By refusing to keep the NHS off the table in trade negotiations with the US, the Tory government has sent a clear message – they are open to selling off our health service at the right price.

Over one million people petitioned the government. Thousands emailed, wrote to and met with their MPs. Over 500 senior health professionals wrote to all MPs. All of this was for one simple goal – to keep our NHS out of the UK’s post-Brexit trade deals, as 75% of the British public want.

And yet last night the Conservative Party walked through the lobbies of the House of Commons to vote against an amendment to the Trade Bill that would have protected our NHS. In doing so, they have kept our treasured health service very much ‘on the table’ in trade negotiations with Donald Trump, and the rest of the world. This despite all of Boris Johnson’s warm words and platitudes during the election and since. Despite all the times he claimed the NHS would never be up for sale. Despite his hollow clapping for our NHS staff.

Tory MPs repeat that they have no intention of selling off our NHS – pointing to manifesto promises that the NHS will not be ‘on the table’. But their manifesto is not a legally binding commitment. Red lines in the Trade Bill would give us the reassurance that we need that the NHS is safe, yet the government refused to put them in. Why? Because they want to keep their options open, to offer up profitable chunks of our health service to private companies.

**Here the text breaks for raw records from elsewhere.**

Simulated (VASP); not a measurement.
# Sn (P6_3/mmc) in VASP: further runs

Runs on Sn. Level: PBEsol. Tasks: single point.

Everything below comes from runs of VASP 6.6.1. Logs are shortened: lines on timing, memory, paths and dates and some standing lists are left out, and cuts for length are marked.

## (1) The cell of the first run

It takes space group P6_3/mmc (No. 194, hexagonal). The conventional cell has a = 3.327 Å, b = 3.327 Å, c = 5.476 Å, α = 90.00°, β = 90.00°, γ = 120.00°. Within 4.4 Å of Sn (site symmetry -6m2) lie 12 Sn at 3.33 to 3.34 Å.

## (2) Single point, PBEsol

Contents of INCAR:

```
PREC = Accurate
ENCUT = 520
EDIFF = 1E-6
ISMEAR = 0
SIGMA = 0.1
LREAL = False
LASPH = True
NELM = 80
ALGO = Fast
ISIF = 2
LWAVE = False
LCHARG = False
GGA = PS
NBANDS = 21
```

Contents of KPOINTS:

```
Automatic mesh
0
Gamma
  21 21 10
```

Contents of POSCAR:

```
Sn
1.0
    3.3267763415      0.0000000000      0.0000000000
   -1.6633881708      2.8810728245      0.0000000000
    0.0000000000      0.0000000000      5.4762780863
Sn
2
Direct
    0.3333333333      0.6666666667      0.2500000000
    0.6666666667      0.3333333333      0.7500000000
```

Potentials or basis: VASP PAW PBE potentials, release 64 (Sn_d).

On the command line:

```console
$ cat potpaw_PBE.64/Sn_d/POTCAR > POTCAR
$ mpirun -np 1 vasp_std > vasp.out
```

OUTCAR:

At a time when we’ve been relying on our NHS more than ever before, this is nothing short of an abject betrayal. What it represents is the prospect of the end of our publicly-owned, publicly-run NHS as we know it. The NHS has already been hacked away at, carved up and marketised by successive governments.

But that’s nothing compared to the damage that could be wrought by this Trade Bill. We now face the real prospect of higher drug prices, private companies being able to sue the government if it tries to limit their ability to profit from our healthcare, and privatisation of the NHS being ramped up and locked into international trade treaties that will be increasingly difficult for future governments to unravel.

To make matters worse, the Tories also saw fit to vote against giving parliament the right to have any say whatsoever in future trade deals. That means the government can negotiate, agree and sign up to trade arrangements behind closed doors without MPs getting to scrutinise or vote on them.

It also means the public won’t know just how much of our NHS is being held up on a silver platter for Donald Trump and the American private healthcare industry. And it means the government will have carte blanche with limited if any accountability from the press, parliament or the public. This isn’t democracy. It’s a power grab. And it’s a power grab that must be fought.

While the Trade Bill has passed through the House of Commons, it hasn’t been signed into law just yet. First it must go through the House of Lords. The Conservative Party has betrayed the public in the Commons, resting on their 80 seat majority. But they have no such majority in the upper house. It’s time for the Lords – whether they are Labour, Green, Lib Dems or crossbenchers – to stand up for our NHS and resist this Trade Bill.

And it’s time for the British public to send a message to those MPs who walked through the lobbies last night to sign away our NHS in trade deals: we won’t forget whose side you were on.